[jira] [Commented] (PHOENIX-3999) Optimize inner joins as SKIP-SCAN-JOIN when possible

Ethan Wang (JIRA) Sun, 20 Aug 2017 01:36:25 -0700

    [ 
https://issues.apache.org/jira/browse/PHOENIX-3999?page=com.atlassian.jira.plugin.system.issuetabpanels:comment-tabpanel&focusedCommentId=16134342#comment-16134342
 ]


Ethan Wang commented on PHOENIX-3999:
-------------------------------------

Thanks [~maryannxue]. I think the score based Calcite optimization is the way 
to go. For now,  here at salesforce we got some imminent use cases related to 
this ticket and I'm taking a look.

As for the step one, I'm checking if the inner join and the semi join of the 
same query ( that [~jamestaylor] posted above) are end up doing as explain 
says. Here are my findings, basically both are as [~maryannxue] rightly pointed 
out.

1, For Inner join, i.e.,
{code:java}
SELECT 
        i.ITEM_TYPE, b.BATCH_SEQUENCE_NUM, i.ITEM_ID, i.ITEM_VALUE   
FROM  
        ITEMS i, COMPLETED_BATCHES b
WHERE 
   b.BATCH_ID = i.BATCH_ID
   AND b.BATCH_SEQUENCE_NUM > 0 
   AND b.BATCH_SEQUENCE_NUM < 2;
{code}


The plan explanation is accuate. 

What happened was: It turn into a HashJoinPlan. parent LHS is "Item", RHS is a 
hash join subplan for "COMPLETED_BATCHES". This subplan will first execute a 
regular scan (even before user start calling rs.next()). When it finishes, it 
turn into a "Dynamic Filter" and broadcast to all "ITEM" regions and persist as 
HashCacheImpl obj. On the region server I was able to observe the hashCache 
object contains the two COMPLETED_BATCHES rows. Later on, when LHS skip-scan 
starts, inside HashJoinRegionScanner, will consult with this cached dynamic 
filter when fetching each result tuples to resultQueue and send back to user.

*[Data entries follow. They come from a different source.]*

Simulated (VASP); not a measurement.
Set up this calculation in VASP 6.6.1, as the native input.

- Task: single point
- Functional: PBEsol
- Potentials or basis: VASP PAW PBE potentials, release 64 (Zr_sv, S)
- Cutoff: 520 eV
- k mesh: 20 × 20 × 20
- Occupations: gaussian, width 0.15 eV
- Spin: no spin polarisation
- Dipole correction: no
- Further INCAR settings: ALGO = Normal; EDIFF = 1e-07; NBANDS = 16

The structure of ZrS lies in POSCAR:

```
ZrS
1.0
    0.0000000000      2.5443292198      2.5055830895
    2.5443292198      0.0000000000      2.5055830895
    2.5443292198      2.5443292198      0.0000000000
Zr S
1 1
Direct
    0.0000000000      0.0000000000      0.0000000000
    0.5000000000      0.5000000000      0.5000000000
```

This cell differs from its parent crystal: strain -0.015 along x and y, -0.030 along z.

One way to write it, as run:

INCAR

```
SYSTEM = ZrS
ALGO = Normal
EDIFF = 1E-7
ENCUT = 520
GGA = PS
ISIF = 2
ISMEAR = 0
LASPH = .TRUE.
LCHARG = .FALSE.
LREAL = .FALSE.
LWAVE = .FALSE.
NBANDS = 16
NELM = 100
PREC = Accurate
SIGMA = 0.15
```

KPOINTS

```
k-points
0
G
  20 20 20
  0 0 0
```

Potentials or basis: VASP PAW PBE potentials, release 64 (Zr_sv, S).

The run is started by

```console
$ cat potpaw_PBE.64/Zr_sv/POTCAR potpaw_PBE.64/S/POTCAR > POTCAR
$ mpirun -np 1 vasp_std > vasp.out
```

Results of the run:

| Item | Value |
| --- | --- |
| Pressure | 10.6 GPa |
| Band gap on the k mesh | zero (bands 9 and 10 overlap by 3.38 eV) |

bq. while in the query you mentioned above b.BATCH_SEQUENCE_NUM is from RHS and 
is not part of the join key, so SKIP-SCAN-JOIN is not used. Still this query 
satisfies the child-parent join optimization conditions and should be fired, 
which mean "dynamic filter" should appear in the plan. Does it work that way 
now?

So the answer should be yes.



2, when written in semi join, i.e.,
{code:java}
SELECT 
        ITEM_TYPE, 1, ITEM_ID, ITEM_VALUE   
FROM  
        ITEMS i
WHERE EXISTS (  
        SELECT 1 FROM COMPLETED_BATCHES b 
        WHERE b.BATCH_ID = i.BATCH_ID 
        AND   b.BATCH_SEQUENCE_NUM > 0 
        AND   b.BATCH_SEQUENCE_NUM < 2
)
{code}

Still it becomes a HashJoinPlan where parent is "ITEM" table scan but the RHS 
subplan becomes point look up (TupleProjectionPlan). No ServerCache (dynamic 
filter) object has ever been generated or broadcasted. This RHS subplan now 
becomes a static constant key range and is merged with parent's where clause.

So, if I understand right, the semi join is supposed to be more "optimized" 
than the inner join one, because less info is required for the final result. 
And also, "SKIP-SCAN-JOIN" should *always* outpreform the regular "DYNAMIC 
FILTER", becuase "DYNAMIC FILTER" at most can not reduce the scan length on the 
parent. However "SKIP-SCAN-JOIN" sometimes can. As a result semi join should 
"always" performs better in all senario. (right?)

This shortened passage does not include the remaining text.